FOR Good Friday, read Bad Friday.
This is the day when austerity bites, especially for families. New figures from the respected Institute for Fiscal Studies (IFS) show that households with children will be more than £500 worse off on average this year, despite the Coalition's much trumpeted rises in tax allowances. Though prepared for the Labour Party, this material merely replaces already published percentages with stark figures.
Low income families dependent on minimum wage part-time jobs come off worst, as the Government attempts to shave more than £2bn a year off the bill for tax credits. Nearly a million of them lose credits worth around £545 a year and more than 200,00 will lose nearly £4000 a year, around a quarter of their income, unless they can increase their hours. Labour shadow chancellor Ed Balls is right to accuse the Treasury of giving with one hand and taking away far more with the other.

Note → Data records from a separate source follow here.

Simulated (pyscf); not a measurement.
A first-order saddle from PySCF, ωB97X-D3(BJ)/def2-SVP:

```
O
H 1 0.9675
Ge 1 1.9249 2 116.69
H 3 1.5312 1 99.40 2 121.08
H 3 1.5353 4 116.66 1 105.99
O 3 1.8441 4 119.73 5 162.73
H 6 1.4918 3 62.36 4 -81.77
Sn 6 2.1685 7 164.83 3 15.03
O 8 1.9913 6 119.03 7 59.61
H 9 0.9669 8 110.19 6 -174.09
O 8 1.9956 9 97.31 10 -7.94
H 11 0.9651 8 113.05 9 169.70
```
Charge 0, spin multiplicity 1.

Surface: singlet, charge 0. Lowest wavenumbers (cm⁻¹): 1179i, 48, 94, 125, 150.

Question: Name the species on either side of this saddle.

The Treasury condemns the IFS figures as "partial", while simultaneously presenting a skewed and selective version of the changes. At the very least, this is a pot calling a kettle black. Once again the Government put up a Liberal Democrat minister, Treasury Chief Secretary Danny Alexander, to draw its fire.
Yesterday, Mr Alexander made three main claims, none of which stands up to scrutiny. His central contention is that changes in tax and benefits fall "less on lower incomes than on the highest incomes". These are weasel words as the Treasury's own figures show that the poorest half of British people are making a greater contribution to deficit reduction than four out of five people in the richest half. And, of course, next April, the very richest will enjoy a huge tax cut.
Secondly, he claims that 24 million taxpayers will be better off "in cash terms". But what matters to hard-pressed households is not what they have in their wallets but what that money can buy. In real terms (ie after inflation) the rise in allowances gives basic rate taxpayers just 81p a week (£42 a year), according to research from the House of Commons library. Meanwhile last year's VAT increase is costing the average family £450 a year. Add the three-year freeze in Child Benefit, domestic fuel up 17% in one year and record petrol and diesel prices and the picture looks even grimmer.
Mr Alexander's third point is that the changes create "a position which encourages and incentivises work". Yet the IFS figures suggest that a couple with two children and who work part-time on the minimum wage will now be better off on benefits, unless they can rack up at least 19 hours of work a week. That sounds reasonable, except that in the current climate there is already extensive under-employment as well as unemployment and an estimated 80% of parents will not manage to increase their hours. What is worse, those who do work more may find they lose housing benefit and council tax benefit virtually pound for pound.
If the Coalition was serious about reducing child poverty and helping low income working families, it would have delayed these changes until the introduction of Universal Credit in October 2013, instead of risking spiralling debt and homelessness. The SNP predicts 100,000 Scottish children will be plunged into poverty by today's changes. Is it cynical to speculate that the only way the Coalition will be able to claim that Universal Credit has made the poor and needy better off is to make them considerably worse off in the meantime? At least George Osborne has stopped claiming that "we're all in this together".